Political negotiators have hailed a “breakthrough” compromise on the EU’s new migration pact despite looming trouble from both Left and Right.
Representatives from the EU Parliament, Commission, and the Council of Ministers have been negotiating for nearly two days and nights without breaks, in what have been described as “marathon” trilogues.
Yet while the exhausted MEPs and Commission officials seemed triumphant, rumblings from both the political wings suggest trouble may lie ahead.
Speaking at an early morning press conference on December 20, EP President Roberta Metsola hailed the compromise as “a huge success for the constructive pro-European centre”.
“For the last couple of days, I kept saying ‘good evening’ and ‘good morning’ in continuation, non stop. Because we have not slept a wink… night after night negotiating around the clock,” said MEP Juan Fernando López Aguilar from the centre-left S&D Group.
The Left Group of the EP has sent out press releases denouncing the compromise. With a title claiming that the deal was “a day of mourning for human rights in Europe”, the political Group said that “[t]he New Pact is a bow to right-wing extremists and fascists”.
Cornelia Ernst. a German MEP from Die Linke, called the EU’s Migration Pact “a right-wing populist dream-come-true.”
The Left Group has also been echoed by the Greens, who said it “undermined” human rights. Belgian Green MEP Phillippe Lamberts said the pact would “entrench outdated ideas on how to deal with migration”.
They were joined in denunciation by host of NGOs including the Red Cross EU office, and Amnesty International.
Observers and Brussels media outlets were not long in saying the migration pact would enable Member States to create “prison-like” reception centres.
Konstantinos Arvanitis, a Greek MEP for Syriza, said the deal’s provisions for keeping asylum applicants and irregular migrants in processing centres would end up creating a “European Guantanamo with legal European sponsorship.”
However, if the migration pact was a boon to the hard-right and the populists, there seemed were very few voices from their camp welcoming the compromise.
As of writing, virtually none of the major figures of the national-conservative European Conservative and Reformist Group (ECR) nor of the national-populist Identity and Democracy Group (ID) have commented on, much less praised, the migration pact.

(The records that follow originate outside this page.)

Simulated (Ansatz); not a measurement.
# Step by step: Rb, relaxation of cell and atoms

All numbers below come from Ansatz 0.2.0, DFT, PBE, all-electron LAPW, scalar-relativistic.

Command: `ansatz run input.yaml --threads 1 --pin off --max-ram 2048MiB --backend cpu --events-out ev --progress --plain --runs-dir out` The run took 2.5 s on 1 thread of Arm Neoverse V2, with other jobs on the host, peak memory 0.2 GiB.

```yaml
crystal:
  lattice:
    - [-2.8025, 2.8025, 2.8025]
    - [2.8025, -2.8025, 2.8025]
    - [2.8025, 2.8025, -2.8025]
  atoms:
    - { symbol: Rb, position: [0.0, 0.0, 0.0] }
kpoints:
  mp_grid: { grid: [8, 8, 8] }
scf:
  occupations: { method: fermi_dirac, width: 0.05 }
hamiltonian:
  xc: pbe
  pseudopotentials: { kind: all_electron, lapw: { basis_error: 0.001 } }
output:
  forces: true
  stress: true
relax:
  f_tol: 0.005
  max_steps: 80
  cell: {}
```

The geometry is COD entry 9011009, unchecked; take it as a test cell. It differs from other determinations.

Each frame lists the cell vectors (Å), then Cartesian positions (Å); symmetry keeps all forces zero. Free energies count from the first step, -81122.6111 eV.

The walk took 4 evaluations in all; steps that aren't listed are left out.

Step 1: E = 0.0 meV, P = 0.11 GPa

While the Left said the pact “was tailored to the demands of… Orban”, it appears that Budapest is not pleased with the outcome either.
“We most definitely reject the migration pact,” said Hungarian Foreign Minister Péter Szijjártó, “no one can force us to let anyone [into Hungary]”.
Despite the pact enabling tougher border controls, many on the European Right are denouncing the “Solidarity Mechanism”. This part of the pact gives Member States the choice of either accepting relocated migrants, or of paying frontline countries a sum of €20,000 per migrant rejected.
This has been seen as “mandatory relocation by the backdoor”.
Vlaams Belang MEP Tom Vandendriessche took to twitter to claim that far from managing asylum, that the pact was “deliberately encouraging migration.”
EU-migratiepact: het 'managen' van asiel. Het doelbewust stimuleren van migratie
1⃣ Geen bovengrens aantal asielzoekers
2⃣ Geen hefbomen voor terugkeer
3⃣ Miljoenen per jaar via legale migratie importeren
— Tom Vandendriessche (@TomVandendriese) December 20, 2023
While the pact has finished its inter-institutional negotiation stage, it must now return to the EP for a final vote of approval.
The EP was subject to a three-way split when the migration pact was last debated in summer, as both the Left and Right lambasted the Centrists for being too extreme and too soft on migration respectively.
Metsola and the other MEPs seemed to anticipate this problem as they took questions from the press.
“The extremes of the political spectrum will vote against anything”, Metsola said, adding that it was easier to criticise and oppose legislation than negotiate and create it.
With the migration pact to be brought before the EP for its January plenary session, there are likely to be more arguments before it gets over the line.